My “I have a dream” speech

- by Bruce E. McKinney

Sony wants to know - are you a reader?


By Bruce McKinney

If you are looking for a reworking of Martin Luther King's speech in 1963 on the Washington D. C. Mall you are in for a surprise. It isn't that. It's much better. Through an electronic frame 6" by 9" I recently saw the future and it looks very good. It's Sony's eBook or rather what this device will, in my opinion, become. They call it The Reader. I call it the future or at least a piece of it.

The Reader is a nine ounce, half inch thick, electronic tablet with a six inch screen [measured diagonally] into which you can load any one of more than 10,000 books to read. This is interesting but probably isn't going to succeed because, as readers know, a typical Barnes & Noble carries about 75,000 titles and it is still difficult to find a book to read. Confining yourself to out-of-print classics [as Sony has done] is perfect for the precocious 7th grader but won't work for many adults who moved beyond Treasure Island more than five Presidential elections ago. Nevertheless, this product has incredible potential and I'm putting it on my top ten list of things to see realized before I die.

Every year there are apparently about 75,000 new book titles released in English. English is important but hardly the only language and perhaps there are 400,000 to 500,000 new volumes in all languages released each year. To this we can add periodicals of all descriptions in all languages. If we think magazines this is one magnitude. If we think newspapers it's another altogether.

There are 6.6 billion people on the planet and 353,000 new-world-citizens born every day. We all have diverse tastes and interests and the number of written items created for us is astonishing. SO I'd like this Sony eBook to do a little more than cover 10,000+ classics. I want you to take on the world.
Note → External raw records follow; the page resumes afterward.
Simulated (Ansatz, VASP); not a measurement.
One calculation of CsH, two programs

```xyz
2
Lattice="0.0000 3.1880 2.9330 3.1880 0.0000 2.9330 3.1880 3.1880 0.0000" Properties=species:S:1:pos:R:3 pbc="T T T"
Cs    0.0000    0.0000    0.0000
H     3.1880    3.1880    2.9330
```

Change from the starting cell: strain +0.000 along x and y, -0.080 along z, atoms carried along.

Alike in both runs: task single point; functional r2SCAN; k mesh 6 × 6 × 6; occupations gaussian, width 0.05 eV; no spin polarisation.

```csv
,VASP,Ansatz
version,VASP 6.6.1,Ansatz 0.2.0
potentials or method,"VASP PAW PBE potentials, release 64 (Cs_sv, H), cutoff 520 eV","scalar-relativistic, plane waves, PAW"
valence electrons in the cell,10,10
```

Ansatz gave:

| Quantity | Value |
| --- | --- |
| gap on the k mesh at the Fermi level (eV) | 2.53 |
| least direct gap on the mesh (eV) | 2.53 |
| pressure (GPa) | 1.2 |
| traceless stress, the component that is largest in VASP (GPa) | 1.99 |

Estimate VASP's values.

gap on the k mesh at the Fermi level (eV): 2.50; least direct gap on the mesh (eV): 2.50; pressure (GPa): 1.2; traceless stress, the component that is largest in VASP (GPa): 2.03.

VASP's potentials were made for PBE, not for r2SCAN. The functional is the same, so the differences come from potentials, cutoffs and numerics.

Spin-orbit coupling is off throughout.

Let's start by connecting the eBook to Google's inventory of the printed word. Today Google's books-on-line is just an enfant but it's an enfant brontosaurus and it is devouring books by the library full. The volume of available downloadable for eBook is a thin straw compared to the Niagara Falls of material that Google is organizing. If I want to read Vassar College documents from the 1870s I want this to be a one click decision. I may also want to read the Rochester, New York city directories of the 1850s. Or I might like to read both the newspaper and magazine accounts of Texas in its war of independence in the 1830s. Search, select, download, thank you.

Now I'm off to lunch, the beach or the mountains and I'm taking this material with me. Of course I also have a copy or links to a copy in my G Mail account. I take it for granted that you know I'm one quarter blind and half deaf and therefore provide a full range of adjustments to make the screen visible in all lightings. Initially you'll resist providing an audio conversion but in time you'll realize I'm serious. Sometimes I'll prefer to hear the text rather than to read it. Mark Twain's newspaper accounts fall into this category. I'll listen to interesting material while driving.